On Thursday, Hockey Canada unveiled its squad for the upcoming Karjala Cup, and many of those participating in the weeklong tournament, which will see most of its games played in Helsinki, were among those who starred during the Tournament of Nikolai Puchkov and Sochi Hockey Open in August.
It almost goes without saying that Canada will be led by a trio of KHL forwards — Wojtek Wolski, Linden Vey and Brandon Kozun — while former longtime NHLers Mason Raymond and Derek Roy will also provide some punch up front.
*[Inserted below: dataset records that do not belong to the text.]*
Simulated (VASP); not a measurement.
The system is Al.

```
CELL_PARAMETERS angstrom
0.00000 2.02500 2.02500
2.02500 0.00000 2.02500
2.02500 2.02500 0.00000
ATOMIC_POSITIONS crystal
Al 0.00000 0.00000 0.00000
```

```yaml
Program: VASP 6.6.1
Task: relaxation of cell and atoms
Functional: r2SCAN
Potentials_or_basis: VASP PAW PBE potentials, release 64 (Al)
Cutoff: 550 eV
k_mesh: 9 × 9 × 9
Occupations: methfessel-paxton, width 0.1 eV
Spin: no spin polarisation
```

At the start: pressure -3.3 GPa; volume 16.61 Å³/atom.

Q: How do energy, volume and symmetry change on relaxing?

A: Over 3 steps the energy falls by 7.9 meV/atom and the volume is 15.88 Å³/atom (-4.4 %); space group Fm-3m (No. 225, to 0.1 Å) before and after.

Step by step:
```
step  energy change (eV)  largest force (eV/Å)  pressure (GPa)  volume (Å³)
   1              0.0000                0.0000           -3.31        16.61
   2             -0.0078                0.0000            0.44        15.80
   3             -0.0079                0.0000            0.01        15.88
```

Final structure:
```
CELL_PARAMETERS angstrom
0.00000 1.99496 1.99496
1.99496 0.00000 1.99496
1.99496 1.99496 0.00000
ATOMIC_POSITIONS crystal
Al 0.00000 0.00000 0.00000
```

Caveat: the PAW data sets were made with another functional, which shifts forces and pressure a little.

Vey is arguably the most surprising breakout offensive star in his time overseas thus far. After bouncing between the AHL and NHL for the past four seasons, he has found his groove with Kazakhstan’s Barys Astana and has bolted out to a near league-leading start. In fact, in 26 games, Vey’s five goals and 32 points put him third in league scoring behind Nikita Gusev and Ilya Kovalchuk, the latter pacing the KHL with 34 points. Wolski is also having a tremendous season after coming back from a career-threatening neck injury, registering seven goals and 23 points. And while Kozun’s six goals and 14 points aren’t exactly astonishing totals, he has 38 goals and 105 points in 117 KHL contests over the past two seasons.
As for Raymond and Roy, who have more than 1,200 NHL games between them, they’ll bring a veteran presence to the roster. Raymond has two goals and eight points in 10 games for SC Bern, but he has been dynamite outside of league play. In the Champions League, Raymond has six points and he put up three helpers in two games during the Swiss Cup. Roy, meanwhile, is a near point-per-game player in Sweden one season after putting up decent numbers in the KHL.
On the back end, the Karjala Cup roster has many of the defenders one would have expected given the rosters for the two Russian tournaments. That’s not to say there aren’t surprises, however.
Simon Despres was waived and bought out by the Anaheim Ducks ahead of the season with the belief that multiple concussions would keep him from playing at a high level again. However, Despres has turned heads in the KHL thus far and earned himself a spot on the Canadian roster. In addition, veteran defender Chris Lee, who got his first turn with the Canadian national team at the 2017 World Championship, has also earned his spot. He hasn’t suited up since being cut from Los Angeles Kings’ camp, but he’s set to join Metallurg Magnitogorsk ahead of the tournament.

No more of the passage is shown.